To Grandma’s House

Each November our grade school music teacher had us sing, “Over the river and through the woods, to Grandmother’s house we go,” probably in reference to Thanksgiving with the grandmother. As I consider it today, it reminds me of both my town and country grandmothers. I am thankful for both although neither fit today’s mythical, ideal loving grandmother. Still, their similarities and differences blessed us all.

Both had been teachers before they married farmers. As was the custom in the early 1900s, when Town Grandma married she stopped teaching anyone other than her four pre-school aged children. She stopped that before her third child because the teacher told her to leave the job to the school. He was the one child who needed help all through school. After that experience, the Town Grandma taught my mother everything. My mother started first grade a year early knowing how to read, write and do arithmetic. 

The Baby Boom after the end of World War II left schools scrambling for teachers.  Schools had too many students, too few classrooms and not enough teachers. Country Grandma got recertified and for a while and helped with the teacher shortage. I think she taught at least one of the grandchildren’s classes.

Town Grandma would never have done that. She rarely left the property. Although living less than two miles from our school, she did not attend any “come watch your grandkid perform” event. She even requested that visitors walk down two buildings to the old general store and pick up groceries. Her list might include mushroom soup, salt rising bread, canned peaches and a package of Archway molasses cookies. We knew lunch would be a neatly arranged tray with a plate of toasted salt rising bread smothered in Campbell’s cream of mushroom soup, an Archway molasses cookie topped with a slice of American cheese and a bowl of peaches. We ate while watching TV. (My parents did not have a television in the house until after we entered high school.)

The men watched sports on Country Grandma’s TV. The kids rarely joined them. We found things to do as did Country Grandma. She joined clubs, sat on the voting board and traveled in retirement. She had no problem leaving her house outside the next town over to come watch our performances. She even came across the nation to visit when our family moved that far away.

Both wrote lengthy letters to keep us updated on events.

Probably from the necessity of the early 1900s, both grandmothers knew how to sew. They did not sew the same things. Country Grandma enjoyed hours at her sewing machine. She made matching plaid jumpers with white blouses for all of the granddaughters. We wore them to school on picture day. One year she knit sweaters for all nine grandchildren in their school’s colors. Those sweaters were passed down to the tag-along two younger grandchildren when they reached that size.

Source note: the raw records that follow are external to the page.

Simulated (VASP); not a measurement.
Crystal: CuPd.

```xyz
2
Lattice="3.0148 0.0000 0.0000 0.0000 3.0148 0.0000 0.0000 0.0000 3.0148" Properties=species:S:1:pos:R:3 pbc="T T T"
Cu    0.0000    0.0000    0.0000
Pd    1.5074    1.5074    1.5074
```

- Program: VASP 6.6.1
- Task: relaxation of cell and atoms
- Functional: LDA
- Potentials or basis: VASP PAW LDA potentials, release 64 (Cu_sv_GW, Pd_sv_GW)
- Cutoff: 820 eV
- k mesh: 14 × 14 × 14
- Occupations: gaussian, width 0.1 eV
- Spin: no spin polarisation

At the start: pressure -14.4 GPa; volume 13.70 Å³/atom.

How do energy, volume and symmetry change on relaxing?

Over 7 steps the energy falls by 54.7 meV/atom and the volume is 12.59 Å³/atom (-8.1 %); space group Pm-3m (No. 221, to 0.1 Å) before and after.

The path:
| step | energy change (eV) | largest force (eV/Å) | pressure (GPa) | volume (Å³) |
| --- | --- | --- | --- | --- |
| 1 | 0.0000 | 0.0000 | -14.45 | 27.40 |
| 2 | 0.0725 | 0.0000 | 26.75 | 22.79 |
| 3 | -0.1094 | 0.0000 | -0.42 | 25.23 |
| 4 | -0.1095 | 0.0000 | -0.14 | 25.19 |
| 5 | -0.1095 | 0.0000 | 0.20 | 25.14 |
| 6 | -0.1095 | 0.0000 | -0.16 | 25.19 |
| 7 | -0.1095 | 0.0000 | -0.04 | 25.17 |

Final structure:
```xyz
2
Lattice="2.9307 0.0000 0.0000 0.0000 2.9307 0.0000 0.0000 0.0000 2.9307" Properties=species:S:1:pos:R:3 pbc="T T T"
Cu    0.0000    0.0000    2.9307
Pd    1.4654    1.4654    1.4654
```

Town Grandma did not employ her skill to sew new clothes; she mended and altered hand-me-downs. She insisted, “Bring me the socks with holes in them. I will darn them for you. I need something to do.” When I received hand-me-down clothes, she made them fit. A green jacket she altered reminded me of Heidi of the Alps because she embroidered flowers over the button holes. 

At Town Grandma’s house we played board games, watched TV or wandered in her garden. We rarely stayed the night. We stayed overnight with Country Grandma. We also shucked corn, cut it off the cob and helped clean up afterwards. Town Grandma insisted, “Leave the dishes, it will give me something to do.”

Country Grandma’s hands made the knitting needles and crochet hooks fly.  She always had something she was making in the sitting room, sewing room or kitchen. Meals at her house consisted of everything in her overflowing refrigerator and maybe her signature sugar cookie.

They were not alike and each left their stamp on my life, for which I will always be thankful.